Christian leaders blast motion to impeach Nigeria president

Monday, April 24, 2000 | Tag Cloud Tags:

LAGOS, 24 April 2000 (Newsroom) – Religious and political leaders have soundly condemned the attempt by a controversial senator to launch impeachment proceedings against President Olusegun Obasanjo, a move they say is meant to embarrass the country’s first elected president in nearly two decades.

Sunday Mbang, president of the Christian Association of Nigeria (CAN), described the impeachment motion filed last week by Senator Arthur Nzeribe as unwarranted and warned the National Assembly not to consider it. “Should the National Assembly members concentrate on impeachment, CAN may be forced to mobilize Christians and Muslims with like minds to storm Abuja (the capital city) to chase them out,” he told Newsroom.

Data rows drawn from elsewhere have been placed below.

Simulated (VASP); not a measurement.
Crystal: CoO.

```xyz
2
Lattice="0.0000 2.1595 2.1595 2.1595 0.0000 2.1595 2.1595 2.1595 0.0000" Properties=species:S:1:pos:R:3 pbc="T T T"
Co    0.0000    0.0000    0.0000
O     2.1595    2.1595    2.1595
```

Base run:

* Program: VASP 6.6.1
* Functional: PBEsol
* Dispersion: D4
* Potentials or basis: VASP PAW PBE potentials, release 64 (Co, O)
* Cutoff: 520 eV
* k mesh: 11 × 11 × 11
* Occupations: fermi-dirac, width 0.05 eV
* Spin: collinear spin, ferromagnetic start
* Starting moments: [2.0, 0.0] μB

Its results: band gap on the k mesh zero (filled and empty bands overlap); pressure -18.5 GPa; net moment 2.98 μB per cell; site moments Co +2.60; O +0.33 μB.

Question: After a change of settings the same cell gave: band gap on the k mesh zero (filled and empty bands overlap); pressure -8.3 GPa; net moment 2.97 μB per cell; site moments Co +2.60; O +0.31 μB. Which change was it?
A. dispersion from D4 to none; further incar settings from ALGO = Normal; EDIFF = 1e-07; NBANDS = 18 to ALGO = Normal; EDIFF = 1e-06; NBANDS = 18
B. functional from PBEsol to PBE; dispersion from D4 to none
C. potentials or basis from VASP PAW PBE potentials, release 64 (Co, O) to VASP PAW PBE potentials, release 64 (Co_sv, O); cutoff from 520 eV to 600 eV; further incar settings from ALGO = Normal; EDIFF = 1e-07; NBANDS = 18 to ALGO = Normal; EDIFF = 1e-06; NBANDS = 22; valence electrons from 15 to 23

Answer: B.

Nzeribe filed an impeachment motion at the Senate on April 18, listing 15 allegations of gross misconduct that he said warrant the removal of the president. He accused Obasanjo of corruption, nepotism, “misapplication of public funds,” and fraud. The president’s office dismissed the allegations as frivolous. The Senate referred the impeachment motion to its Ethics, Privileges, and Public Relations Committee for investigation.

Since Obasanjo, who describes himself as a born-again Christian, took office on May 29, 1999, he has created commissions to root out corruption and to reconcile warring religious and ethnic factions.

Nzeribe, a Christian who once stated his intention of becoming a Muslim but did not, led the Association for Better Nigeria (ABN), which succeeded in aborting the nation’s third republic seven years ago. The presidential election of June 12, 1993, which would have inaugurated the third republic, was annulled by former military President Ibrahim Babangida when ABN challenged the election in court.

Muslim leaders have remained largely silent on the impeachment motion, although former head of state General Abdulsalami Abubakar was quoted in The Guardian newspaper on Monday as saying that democracy has taken root in Nigeria and deserves the support of the populace. “I am sure this country will come out of the crisis more united,” he told The Guardian, Nigeria’s largest daily newspaper. Abubakar was the military head of state under whose administration elections were held last year and democracy was restored.

Mbang blamed Nigerians for electing people like Nzeribe to the Senate and House of Representatives. Politicians like Nzeribe, the CAN president said, have nothing to offer but anarchy. “I do not know what the likes of Nzeribe, who contributed to the problems that almost destroyed their country, are doing in the National Assembly. What kind of laws can somebody like Nzeribe, who do not believe in democracy, make in a democratic system?”

The chairman of the Alliance for Democracy, one of the country’s three political parties, expressed concern over what he described as a dangerous drama unfolding at the National Assembly to remove President Obasanjo.

The party supports both the federal government and the president, Yusuf Maman said, adding that “we cannot afford to stand by and watch it undermined.”

Nigeria’s Nobel Prize winner, Wole Soyinka, said Nzeribe should be ignored. “He has nothing to live for except attention, so don’t give it to him,” Soyinka told Newsroom.

While some analysts do not view the impeachment threat as serious, others fear it could be an indirect invitation to the military to take over. However, Rear Admiral Ibrahim Ogohi, chief of defense staff, said in a rare public statement last week that the military stands ready to defend democracy.

Copyright © 2000 Newsroom.
Used with permission.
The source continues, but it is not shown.